Thursday, April 05, 2007

Recalling the Sacrifice

Psalm 130:3-4

If you, O Lord, kept a record of sins, O Lord, who could stand? But with you there is forgiveness, therefore you are feared.

Have you ever tried to sit down and think about all the things that you have done in your lifetime to sin against God? It can be quite overwhelming can't it? That little white lie you told your spouse when they asked you if they looked good in a particular outfit... that homework that you copied from your friend in middle school... the jealousy you felt when someone got something that you wanted... the lust in your heart when you see things you shouldn't. The truth of the matter is that we all have not merely sinned, we've sinned A LOT! It is a part of our nature. It is a part of who we are. We are sinful people.
Now think about what a list of your sins would look like? Is there enough paper? What about ink? Is there enough computer memory in all the world to hold it all?
Praise be to God that he doesn't keep a record of our sins. Through the offering of Jesus Christ, believers have their sins paid for and taken away. There is no more permanent record. God doesn't remember them, in fact, he removes them as far as the east is from the west (Psalm 103:12)

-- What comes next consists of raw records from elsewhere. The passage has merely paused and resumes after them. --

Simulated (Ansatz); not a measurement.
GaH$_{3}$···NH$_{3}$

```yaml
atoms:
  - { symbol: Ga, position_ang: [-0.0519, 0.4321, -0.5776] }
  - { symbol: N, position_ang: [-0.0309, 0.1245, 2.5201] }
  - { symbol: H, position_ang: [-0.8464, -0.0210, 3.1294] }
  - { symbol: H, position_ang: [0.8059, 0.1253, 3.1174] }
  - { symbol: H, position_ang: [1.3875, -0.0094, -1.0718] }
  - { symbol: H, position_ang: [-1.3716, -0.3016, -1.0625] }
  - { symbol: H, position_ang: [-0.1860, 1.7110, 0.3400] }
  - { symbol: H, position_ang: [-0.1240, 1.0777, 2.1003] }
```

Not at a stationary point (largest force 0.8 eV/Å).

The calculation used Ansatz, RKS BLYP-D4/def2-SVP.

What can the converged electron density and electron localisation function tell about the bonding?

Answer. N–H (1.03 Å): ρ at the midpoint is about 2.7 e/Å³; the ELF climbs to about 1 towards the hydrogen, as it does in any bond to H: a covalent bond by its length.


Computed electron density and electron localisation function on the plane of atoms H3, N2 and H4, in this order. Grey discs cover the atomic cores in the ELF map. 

How does God do this for us? The price is not cheap:

2 Corinthians 5:21

God made him who had no sin to be sin for us, so that in him we might become the righteousness of God.

Jesus Christ had done nothing wrong. He was able to accomplish what none of us have been able to do. He was sinless. Perfect. And it was upon this perfection that God laid our sins. All of them. All the little lies. All the cheating. All the murder. All the theft. Remember your list of sins? Compile that list with the list of all of the other human beings who have ever lived and God piled those sins on the shoulders of the perfect, sinless Christ.

I believe the prophecy found in Isaiah 53 sums up this sacrifice better than any other text in the Bible:

Isaiah 53:1-6

Who has believed our message and to whom has the arm of the Lord been revealed? He grew up before him like a tender shoot, and like a root of dry ground. He had no beauty or majesty to attract us to him, nothing in his appearance that we should desire him. He was despised and rejected by men, a man of sorrows, and familiar with suffering. Like one from whom men hide their faces he was despised, and we esteemed him not. Surely he took up our infirmities and carried our sorrows, yet we considered him stricken by God, smitten by him and afflicted. But he was pierced for our transgressions, he was crushed for our iniquities. The punishment that brought us peace was upon him, and by his wounds we are healed. We all like sheep have gone astray each one of us has turned to his own way; and the Lord has laid on him the iniquity of us all.

The words pierced and crushed found in verse 5 are the strongest Hebrew words used to denote a suffering unto death. The word translated peace in the same verse is the Hebrew word shalom which more accurately translated means "completeness" or "wholeness." The death of Jesus Christ made us whole again.

If God kept a record of our sins, none could stand, and yet Jesus bore all of our sins in order that we might be able to have a relationship with God. How often do you remind yourself of the sacrifice that was made on your behalf? Do you live your life in appreciation for the salvation that you have through Jesus Christ's righteous suffering? Take time today to Thank God for the relationship that you can have and the life that you will experience because Jesus took care of your sin problem.